How much memory does malloc(0) allocate?

Discussion in 'C Programming' started by Lynn McGuire, Jul 26, 2013.

  1. Lynn McGuire

    Eric Sosman Guest

    See 7.22.3p1: "Each such allocation shall yield a pointer
    to an object disjoint from any other object."
     
    Eric Sosman, Jul 26, 2013
    #21
    1. Advertisements

  2. Lynn McGuire

    James Kuyper Guest

    See above.

    The wrapper is not required to follow the same rules that malloc()
    itself is bound by. Allowing behavior that's different from that allowed
    for the wrapped function is one of the most common reasons for writing a
    wrapper.
     
    James Kuyper, Jul 26, 2013
    #22
    1. Advertisements

  3. The poet and divine John Donne condemned the newfangled introduction of
    zero in a sermon.
    The null or empty case is often difficult. For instance if we are pasting
    the empty image into a larger image, obviously it should be a no-op.
    But what if we are stretching an image to 256x256 and displaying it?
    What should that routine do if passed the empty image? Should a 2x0 image
    compare as equal to a 0x3 image? There aren't any obvious answers and,
    unless null images are used extensively, code authors are unlikely to
    document what happens in the null case.
    malloc(0) not being properly defined just adds one more gotcha. It's
    unsatisfactory. Of course it's possible to implement correct behaviour on
    top of it, but at the cost of cluttering every allocation request with a
    test for zero.
     
    Malcolm McLean, Jul 27, 2013
    #23
  4. Lynn McGuire

    Joe Pfeiffer Guest

    To me, it seems like code shouldn't try to malloc(0). There have been
    examples in this thread of programs that attempt to allocate an empty
    image; it still seems as if you're trying to allocate 0 bytes by the
    time you get to the malloc() call you've failed to adequately check your
    inputs.
     
    Joe Pfeiffer, Jul 27, 2013
    #24
  5. Lynn McGuire

    James Kuyper Guest

    On 07/26/2013 10:23 PM, Joe Pfeiffer wrote:
    ....
    Whether it's a "failure" or "inadequately checked" depends upon how it
    would be used. If, without having to write any special-case code, the
    simple fact that the amount of memory needed is zero guarantees that a
    given program will never dereference the pointer (which is fairly
    plausible), it's no problem if that pointer happens to be null. The
    program could either avoid calling malloc() when the size is zero, or
    avoid panicking when malloc returns 0 if the size is zero. I would favor
    avoiding the call, but I can't see anything horribly wrong with avoiding
    the panic, instead.
     
    James Kuyper, Jul 27, 2013
    #25
  6. Because a and v point to *different* blocks of memory that can hold 0
    bytes of data.

    There are two ways that malloc(0) can work:
    - It always fails (returns NULL)
    - It works exactly like malloc(X) for X>0 (so there is nothing special
    about allocating 0 bytes)

    Bart v Ingen Schenau
     
    Bart van Ingen Schenau, Jul 27, 2013
    #26
  7. Lynn McGuire

    Rosario1903 Guest

    i think malloc() function i use would return one address
    in response to malloc(0), each different each call of malloc(0)

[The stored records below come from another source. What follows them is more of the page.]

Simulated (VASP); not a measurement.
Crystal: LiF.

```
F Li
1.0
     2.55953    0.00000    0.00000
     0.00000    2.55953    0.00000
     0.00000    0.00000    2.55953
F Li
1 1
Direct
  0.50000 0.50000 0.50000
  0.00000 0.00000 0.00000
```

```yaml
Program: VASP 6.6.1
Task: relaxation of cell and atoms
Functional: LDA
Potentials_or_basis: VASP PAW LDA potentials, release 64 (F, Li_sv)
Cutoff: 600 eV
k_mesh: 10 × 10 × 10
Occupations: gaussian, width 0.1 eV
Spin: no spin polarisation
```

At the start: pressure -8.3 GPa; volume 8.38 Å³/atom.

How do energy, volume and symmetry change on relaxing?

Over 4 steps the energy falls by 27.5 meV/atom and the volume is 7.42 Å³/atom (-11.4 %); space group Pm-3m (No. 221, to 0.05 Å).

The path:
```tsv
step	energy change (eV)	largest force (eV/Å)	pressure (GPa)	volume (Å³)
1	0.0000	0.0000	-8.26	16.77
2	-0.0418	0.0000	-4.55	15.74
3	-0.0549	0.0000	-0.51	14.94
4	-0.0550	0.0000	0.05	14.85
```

    but why allocate all these different blocks of mem?
    only because standard say so?
     
    Rosario1903, Jul 27, 2013
    #27
  8. Lynn McGuire

    Kleuske Guest

    Ok. Almost anything. It remains tricky, though.
    Of course.
     
    Kleuske, Jul 27, 2013
    #28
  9. Lynn McGuire

    Kleuske Guest

    Thanks for that, it is enlightening.

    The rationale is "we do not wish to break existing code, reported to
    be in widespread use." (paraphrased). The committee doesn't seem to be
    very happy about that coding practice.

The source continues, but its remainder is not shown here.